Photo Credit: Rafael Barquero on Unsplash
So, we’ve talked - at length - about the influence of guest list size on your overall wedding budget, and essentially, it’s very straightforward: the more people who come, the bigger the bill ends up being. Now, granted, when you have sets of parents who might be contributing to the financial funds to fit the affair, you do have to afford them some freedom with the guest list. Everything should feel as balanced as possible, though, and if you’re feeling weird about anyone who they’re hoping will bear witness to your special day, then you need to talk about it.
For my wedding 5 years ago, we determined very early on that 150 or so guests was a comfortable number for us. We ended up with closer to 170, on the day itself, but we accounted for the extra people (a mix of parents’ friends, extended family, etc.) without too much of a headache and life went on. I credit our staying close to initial estimates to having that number so adamantly worked out in our heads as soon as we got engaged. Because when you tell people - like your parents - we’d like to have X people at our wedding, they’ll already start imagining what that’ll mean for their celebration entourage. Who they can invite and who they’ll likely need to nix.
That’s in most cases, of course, and the best case scenario - really - but we get it, families can be weird, they can be dramatic, and sometimes they just need to be reeled in. That’s why we’ve talked amongst ourselves to come up with some key ways to deal with parents who want to invite ALL their friends to your wedding.
Lead with ‘here’s what we’d love’
Look, we get it, it can be a pretty automatic reaction to get on the defensive about your wedding day being “yours” and not wanting to budge on things, because it’s your wedding and you should get to call the shots. But we’re not going to tell you that it’s smart to jump into things that way; it’s your day, for sure, but it’s also kind of their day, too. If they want to show off your love and invite fam and friends to revel in the happiness of the day, they should be able to (within reason). Instead of you going in that direction, we like the idea of leading with your vision for the day. Perhaps telling them that you’ve had your mind made up on a smaller, more intimate day, and you’d really like to keep it to the people you know and love the most. This way, you’re setting parameters instead of “making things personal” and that tends to go over better with the rents.

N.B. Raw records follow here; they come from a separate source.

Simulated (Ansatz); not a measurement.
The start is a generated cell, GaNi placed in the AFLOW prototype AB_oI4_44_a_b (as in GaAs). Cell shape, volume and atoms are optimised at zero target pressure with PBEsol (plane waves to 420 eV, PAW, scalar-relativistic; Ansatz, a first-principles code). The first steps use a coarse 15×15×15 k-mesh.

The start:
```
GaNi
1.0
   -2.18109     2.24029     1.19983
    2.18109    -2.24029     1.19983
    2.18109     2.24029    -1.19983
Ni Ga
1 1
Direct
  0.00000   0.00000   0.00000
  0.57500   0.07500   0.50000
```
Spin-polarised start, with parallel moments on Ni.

Stick with specific numbers
Now, in my case, for that 150 figure - we assumed that we (my husband and I) would have 50 invitees, my in-laws would have 50 invitees, and my parents would have 50 invitees (split up 25 - 25, since my parents are divorced). And we didn’t make conscious stipulations about family versus friends, either; if a person fell into that 50, regardless of their status as a family member or friend, then it was what it was! Parents don’t love being told what they can and can’t do, by their kids no less, but they can get down with a code of conduct, especially if they know that all of the respective parties have the same # of invitees and no one gets special concessions/considerations. It’s petty, totally, but it’s parents… We know how they think.
Oh, and unless you have a very particular person in mind who you’d prefer be left off the guest list entirely, then let your parents pick their peeps. As long as they keep to their number, what does it matter?
Have a huddle before the save the dates go out
When mom and dad start telling their nearest and dearest about your nuptials, things can go too far too soon. That’s why we suggest having a nice and calm conversation with your parents before they start broadcasting the news of your wedding to everyone they know. Loose lips sink ships? Is that how it goes? Yah, it applies here, too. So, you’ll want to make it clear to them that they can talk about your wedding, when it might be, and where it might be happening, but with the caveat that not everyone is going to be invited. Verbal invites to the vow show won't guarantee that a save the date or invite will be coming, so they should temper who they’re talking to and only tempt the people they know they’ll be extending an invite to with the details. Otherwise, they can deal with the fallout - the disappointment of sharing a little too much with a friend who might be hurt if he/she doesn’t eventually get a bid to the biggest party of the year.
Trade friends for friends… when the declines come in
We loved this idea!! One of our own said that when she was planning her own wedding last year, she and her now husband told their parents that extra friends of theirs could come only if some of their own friends had to decline the invitation. Pretty good compromise, right? You’ll just want to be sure your fam doesn’t make any premature promises before those NOs show up in the mailbox - so this tactic is a little trickier. No one wants to be invited to a wedding SUPER last minute just as much as no one wants to send “second string” invites so late in the game, but if missing “A-listers” can make way for priority B-listers (provided they’re never told they wouldn’t be invited), then it’s a great thing.
See if they’d be open to a ‘pay for play’ scenario
Okay, so that might sound a little bold - but you can understand where we’re coming from when we say that if your parents are open and willing to contribute more money towards additional guest list adds (by way of friends who you might be ambivalent about having, but they feel need to be included), then it’s only fair to let them have ‘em. This is actually something that my dad offered for my sister’s wedding last year. He covered a huge portion of both mine and my sister’s weddings, but at the time of my wedding, he was happy and content with everyone he had invited - he didn’t regret leaving anyone out. When it came time for my sister’s wedding, he wanted to invite a large contingent of his first cousins (who he had grown up with and who he considered as much friends as they were family), so he told my sister that he’d be happy to cover the cost of 15 or so more guests. Obvi you don’t want your parents to feel like you’re “charging” them to invite guests to your wedding, but if they do want to go above and beyond the number you’re comfortable with/and have talked about from the beginning, then they could probably get behind this arrangement.
And if worse comes to worst, maybe just institute a no-kids policy… that tends to eliminate a good deal of people from the guest list. As does choosing a band or DJ that you know won’t be all that loved by the older adult crowd. Your parents might not want to subject their more formal friends to excessively loud music that isn’t too much their taste… But those are just some opinions!